The study measured teachers against the criteria in Charlotte Danielson's Framework for Effective Teaching rubric, which is used in New York as a tool for observing teachers. Teachers scored better at classroom management than they did on measures of higher-order instructional challenges, such as asking productive questions.

A historic look inside the nation’s classrooms, including some in New York City, painted a bleak picture, according to a report released by the Bill and Melinda Gates Foundation today.

The second installment of the foundation’s ambitious Measures of Effective Teaching study, the report focuses on the picture of teaching yielded by five different classroom observation tools. It also scrutinizes those tools themselves, concluding that they are valuable as a way to help teachers improve but only useful as evaluation tools when combined with measures of student learning known as value-added scores.

The conclusion is a strong endorsement of the Obama administration’s approach to improving teaching by implementing new evaluations of teachers that draw on both observations and value-added measures. New York State took this approach to overhauling its evaluation system when it applied for federal Race to the Top funding.

Among the group of five observation tools the foundation studied is the rubric now being piloted in New York City classrooms as part of stalled efforts to implement the changes to teacher evaluation, Charlotte Danielson’s Framework for Effective Teaching.

Through all five lenses, instruction looked mediocre in an overwhelming majority of more than 1,000 classrooms studied, the report concludes. There were some bright spots. Many teachers were scored relatively well for the aspect of teaching known as “classroom management” — keeping students well-behaved, making sure they are engaged.
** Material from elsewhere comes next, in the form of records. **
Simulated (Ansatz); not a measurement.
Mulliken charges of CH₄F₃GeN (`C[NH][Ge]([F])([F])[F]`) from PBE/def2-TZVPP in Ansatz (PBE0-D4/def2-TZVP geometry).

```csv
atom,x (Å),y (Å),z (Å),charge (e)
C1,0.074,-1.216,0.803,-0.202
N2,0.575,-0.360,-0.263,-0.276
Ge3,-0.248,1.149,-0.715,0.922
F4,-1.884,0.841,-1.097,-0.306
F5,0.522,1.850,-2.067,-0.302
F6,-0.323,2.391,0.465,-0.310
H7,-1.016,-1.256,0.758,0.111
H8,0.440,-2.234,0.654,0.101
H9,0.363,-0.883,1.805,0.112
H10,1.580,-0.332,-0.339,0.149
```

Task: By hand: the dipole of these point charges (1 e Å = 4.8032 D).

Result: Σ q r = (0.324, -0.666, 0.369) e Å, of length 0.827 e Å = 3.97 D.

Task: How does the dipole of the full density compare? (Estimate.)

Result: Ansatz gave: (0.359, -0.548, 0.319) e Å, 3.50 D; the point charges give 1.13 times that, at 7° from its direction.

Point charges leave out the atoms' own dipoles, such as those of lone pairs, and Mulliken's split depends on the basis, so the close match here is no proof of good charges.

But teachers often fell short when it came to other elements of teaching, such as facilitating discussions, speaking precisely about concepts, and carefully modeling skills that students need to master. These higher-order skill sets, the report notes, are crucial in order for students to meet the raised standards outlined in the Common Core.

The study is the most expansive known examination of instruction in the U.S., reviewing more than 1,000 teachers for this report and nearly 3,000 for the study. Its lead authors are the economists Thomas Kane, of Harvard, and Douglas Staiger of Dartmouth, although more than a dozens researchers contributed to the study.

The evaluations were conducted by trained evaluators, who watched clips from videotape of more than 1,000 teachers around the country and then judged whether the teaching exhibited certain traits outlined in the observation tools.

One complicated aspect of the study is that it doesn’t just ask what the observation tools have to say about teaching; it also asks whether those observation tools are good ways to measure teaching at all. The question is crucial to the contentious teacher quality debate.

Motivated by the Obama administration’s focus on improving teaching by improving the way teachers are evaluated, the teacher quality debate has been dominated by a search for a better evaluation tool. The idea is that if school districts could have a better way to sort teachers, then they could increase quality by rewarding those who are most effective and improving or removing those who are less effective.

The study offers a qualified endorsement of the five observation tools it studied, saying that they should be one of multiple evaluation measures but that no one observation tool should be a sole measure. While the study found that all five observation tools had a positive association with student achievement as measured by value-added scores, the associations were not perfect.

And the tools’ reliability was relatively low — lower, in some cases, than the famously volatile judgments of value-added measures. When different observers used the same tool to evaluate the same teacher, they sometimes gave very different scores.

But the report does endorse using the observation tools in combination with value-added measures, as New York’s new evaluation system does. When researchers combined multiple observation tools’ judgments of teachers together — and then combined those with the teachers’ value-added scores, the result was a view of a teacher that was more able to predict future student achievement, the report says.

A final complication worth noting is that the study’s ultimate arbiter of what makes a good evaluation tool is itself under heavy scrutiny. That arbiter is a teacher’s value-added score, an estimate that attempts to extrapolate the amount of student learning for which a teacher can be held responsible, excluding other factors such as a student’s family income level.

A study that was the subject of a story in today’s New York Times found that value-added scores indeed are useful predictors not only of student achievement, but other measures of life success. Researchers have cast doubts on value-added measures’ validity, citing a host of concerns from the measures’ volatility to whether a high value-added score reflects true student learning or simply effective test prep.

Though an overhaul of teacher evaluation in New York has been stalled by the failure of teachers unions and school districts to agree on how to conduct it, both the New York City teachers union and the Department of Education agreed to participate in the Gates Foundation study when it launched in 2009. The union helped recruit teachers to join, and ultimately, teachers from about 100 schools signed up to have their lessons videotaped and analyzed.

“It takes the politics out of what’s being measured,” UFT president Michael Mulgrew said when the union first agreed to participate. “Teachers are very frustrated with the political debate. They are always saying, ‘why don’t you just come into the classroom?’ That’s what this is doing.”

Since then, the politics over teacher quality has grown even more heated.

Last summer, a GothamSchools reader who had worked in a school piloting the Danielson evaluation said it was very hard for teachers to be rated “effective.”